A clean, from-scratch PyTorch implementation of Image-based Joint-Embedding Predictive Architecture (I-JEPA) from Assran et al., CVPR 2023, trained on STL-10 and benchmarked directly against a companion MAE implementation using the same ViT-Base/16 backbone. No timm, no pre-trained weights — every component including the ViT encoder is built from the ground up.
The central question: does predicting in representation space produce better features than predicting in pixel space?
I-JEPA linear probe: 78.97% | MAE full fine-tune: 72.66%
I-JEPA wins with a frozen encoder. MAE requires updating all weights to reach its score.
Both models are trained under identical conditions:
- Same backbone — ViT-Base/16 at 224×224
- Same dataset — STL-10 (100k unlabeled for pre-training, 5k labeled for evaluation)
- Same number of pre-training epochs — 50
- Same optimizer — AdamW with β=(0.9, 0.95)

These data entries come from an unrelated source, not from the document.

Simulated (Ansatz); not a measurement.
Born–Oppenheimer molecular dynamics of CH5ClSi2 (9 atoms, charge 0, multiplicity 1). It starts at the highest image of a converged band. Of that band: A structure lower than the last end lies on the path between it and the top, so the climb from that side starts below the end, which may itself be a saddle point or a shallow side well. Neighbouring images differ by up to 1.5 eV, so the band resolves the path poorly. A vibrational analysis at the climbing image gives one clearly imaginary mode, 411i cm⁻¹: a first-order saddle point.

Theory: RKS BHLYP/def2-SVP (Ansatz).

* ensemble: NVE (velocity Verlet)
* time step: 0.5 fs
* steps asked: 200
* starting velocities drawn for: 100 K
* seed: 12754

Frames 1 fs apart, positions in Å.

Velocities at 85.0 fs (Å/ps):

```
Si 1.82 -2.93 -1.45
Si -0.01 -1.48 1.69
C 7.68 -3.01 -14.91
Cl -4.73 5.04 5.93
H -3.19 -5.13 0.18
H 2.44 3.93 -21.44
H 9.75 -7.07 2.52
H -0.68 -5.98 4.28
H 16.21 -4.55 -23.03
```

- No hand-crafted view augmentations during pre-training in either case
The one intentional difference is the evaluation protocol. I-JEPA is evaluated with a frozen linear probe — only a single linear layer is trained; the encoder never changes. MAE uses full fine-tuning — all encoder weights are updated on the labeled data. A linear probe is the harder test: it cannot compensate for weaknesses in the representation. Winning under the harder protocol is a direct measure of representation quality.
| MAE | I-JEPA | |
|---|---|---|
| Loss target | Pixel values (L1) | EMA representations (MSE) |
| Pre-training loss — epoch 1 | 0.43 | 0.44 |
| Pre-training loss — epoch 50 | 0.21 | 0.32 |
| Masking | 75% random patches | 4 target blocks (15–20% scale) |
| Augmentations during pre-training | None | None |
| Method | Evaluation protocol | Epochs | Accuracy | Macro F1 |
|---|---|---|---|---|
| Random baseline | Full fine-tune | 15 | 46.19% | — |
| MAE | Full fine-tune | 15 | 72.66% | — |
| I-JEPA (this repo) | Linear probe (frozen encoder) | 15 | 77.58% | 77.42% |
Linear probe = encoder completely frozen, only a
Linear(768, 10)head is trained.
Full fine-tune = entire encoder updated during downstream training.
I-JEPA has three components that are active during pre-training and one that survives into evaluation.
Single image (B, 3, 224, 224)
│
├─ MultiBlockMasking ──────────────────────────────────────────────────────
│ ├─ 1 context block (scale 0.85–1.0, fixed aspect ratio)
│ └─ 4 target blocks (scale 0.15–0.20, random aspect 0.75–1.5)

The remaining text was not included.